Context
A B2C admissions product added live video interviews alongside async applications. Early traffic was modest; interview rooms were created on demand and torn down after each session. When marketing campaigns and intake windows aligned, concurrent rooms spiked within minutes. The first pain was not “video quality” but connection storms: signalling spikes, runaway room creation, and third-party SFU quotas we had assumed would never matter.
This write-up is about the shape of the system and the guardrails that held—without pretending there was a single magic library swap.
What “good” looked like
| Signal | Target |
|---|---|
| Room join success (first attempt) | ≥ 98% under peak |
| P95 time-to-first-frame | < 4s on median home broadband |
| Orphan rooms after disconnect | Auto-closed < 2 min |
| Support tickets tagged “could not join” | Down week-over-week after each change |
Architecture snapshot
- Client: Next.js app with a dedicated interview route; WebRTC via the vendor’s browser SDK (TURN/STUN configured per environment).
- Room service: Small NestJS service that minted short-lived JWTs, mapped
interviewId → roomId, and enforced one active session per candidate slot. - State: Redis for ephemeral room metadata, join tokens, and rate-limit counters; Postgres for the source-of-truth schedule and audit trail.
- Observability: Structured logs with
interviewId,roomId,sfuRegion, and join phase; RED-style metrics on the BFF that fronted the SDK.

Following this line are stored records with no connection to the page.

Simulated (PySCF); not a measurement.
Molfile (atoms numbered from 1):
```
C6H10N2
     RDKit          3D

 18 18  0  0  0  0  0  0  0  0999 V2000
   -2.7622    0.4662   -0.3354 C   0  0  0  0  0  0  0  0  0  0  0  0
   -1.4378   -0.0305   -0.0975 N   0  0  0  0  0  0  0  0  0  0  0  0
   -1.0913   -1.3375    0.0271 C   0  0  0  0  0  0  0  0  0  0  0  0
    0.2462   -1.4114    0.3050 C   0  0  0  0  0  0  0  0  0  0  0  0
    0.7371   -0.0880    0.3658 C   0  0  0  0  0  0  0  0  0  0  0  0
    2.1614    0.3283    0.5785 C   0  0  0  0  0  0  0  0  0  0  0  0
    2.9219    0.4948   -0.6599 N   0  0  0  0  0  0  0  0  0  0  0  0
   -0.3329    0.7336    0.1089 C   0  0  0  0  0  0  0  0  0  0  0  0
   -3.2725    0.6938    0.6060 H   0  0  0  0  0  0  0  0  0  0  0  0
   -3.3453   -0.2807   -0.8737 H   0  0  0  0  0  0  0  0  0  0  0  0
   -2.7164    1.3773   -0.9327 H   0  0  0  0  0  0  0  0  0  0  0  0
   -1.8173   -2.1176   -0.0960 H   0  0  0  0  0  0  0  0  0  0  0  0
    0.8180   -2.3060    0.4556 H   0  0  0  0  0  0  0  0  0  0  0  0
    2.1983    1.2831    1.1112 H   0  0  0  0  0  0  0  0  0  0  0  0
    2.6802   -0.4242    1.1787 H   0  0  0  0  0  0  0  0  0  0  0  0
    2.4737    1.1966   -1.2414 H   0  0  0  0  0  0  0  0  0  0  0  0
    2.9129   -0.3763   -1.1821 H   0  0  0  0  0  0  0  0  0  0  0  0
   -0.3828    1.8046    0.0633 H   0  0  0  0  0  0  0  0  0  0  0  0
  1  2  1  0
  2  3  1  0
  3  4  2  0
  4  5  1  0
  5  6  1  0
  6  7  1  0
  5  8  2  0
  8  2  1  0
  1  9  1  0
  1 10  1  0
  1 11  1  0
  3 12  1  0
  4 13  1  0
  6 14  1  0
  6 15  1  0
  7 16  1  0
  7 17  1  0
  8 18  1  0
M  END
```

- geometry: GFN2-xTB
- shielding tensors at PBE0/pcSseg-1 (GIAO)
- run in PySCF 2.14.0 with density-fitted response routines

Bottleneck 1: unbounded room creation
The first production spike showed duplicate rooms for the same slot when users refreshed or opened two tabs. The SFU billed per room-minute; worse, moderators landed in different rooms than candidates.
Change: idempotent POST /rooms keyed by (slotId, candidateId) with a Redis SETNX lease. If a room existed and was still healthy, return the same credentials. If the lease expired after a crash, create a new room but close the stale one via provider API where supported.
Bottleneck 2: signalling and token mint storms
Every “Join” hit minted tokens and hit the provider. Under load, the provider returned 429 and the UI showed a generic error—users assumed “their Wi‑Fi was bad.”
Changes:
- Token cache: cache minted credentials for 60–90s where the vendor allowed; invalidate on explicit “Leave”.
- Client-side backoff with jitter on 429/5xx, surfaced as “High demand—retrying…” instead of a dead end.
- Queue depth metric on the mint endpoint so we could page before users noticed.
Bottleneck 3: cold regions
Some cohorts were concentrated in South Asia and MENA. Default SFU region was still optimal for US-East shaped traffic.
Change: derive preferred region from the first successful speed sample (lightweight ping) stored in Redis for the session, and pass it when creating rooms. Documented a manual override for ops when a provider had an incident in one POP.
What we deliberately did not do
- No “custom SFU” in the first phase—the goal was reliability and cost predictability, not owning media plumbing.
- No endless retries without caps—bounded retries + support handoff beat infinite spinners.
Outcome
After three incremental releases (idempotency + caching + regional hints), first-attempt join rate moved into the target band during the next intake window, and room-minute waste dropped sharply. The remaining incidents were mostly client-side camera permissions and corporate VPNs—we addressed those with clearer pre-flight copy and a downloadable checklist for institutions.
If you’re about to ship something similar
- Treat room lifecycle as a state machine, not a fire-and-forget API call.
- Price and quota the third-party path like any other dependency—load test the mint path, not only the pixel path.
- Make join phases visible in logs so on-call can answer “did we fail before or after SDP?” in one grep.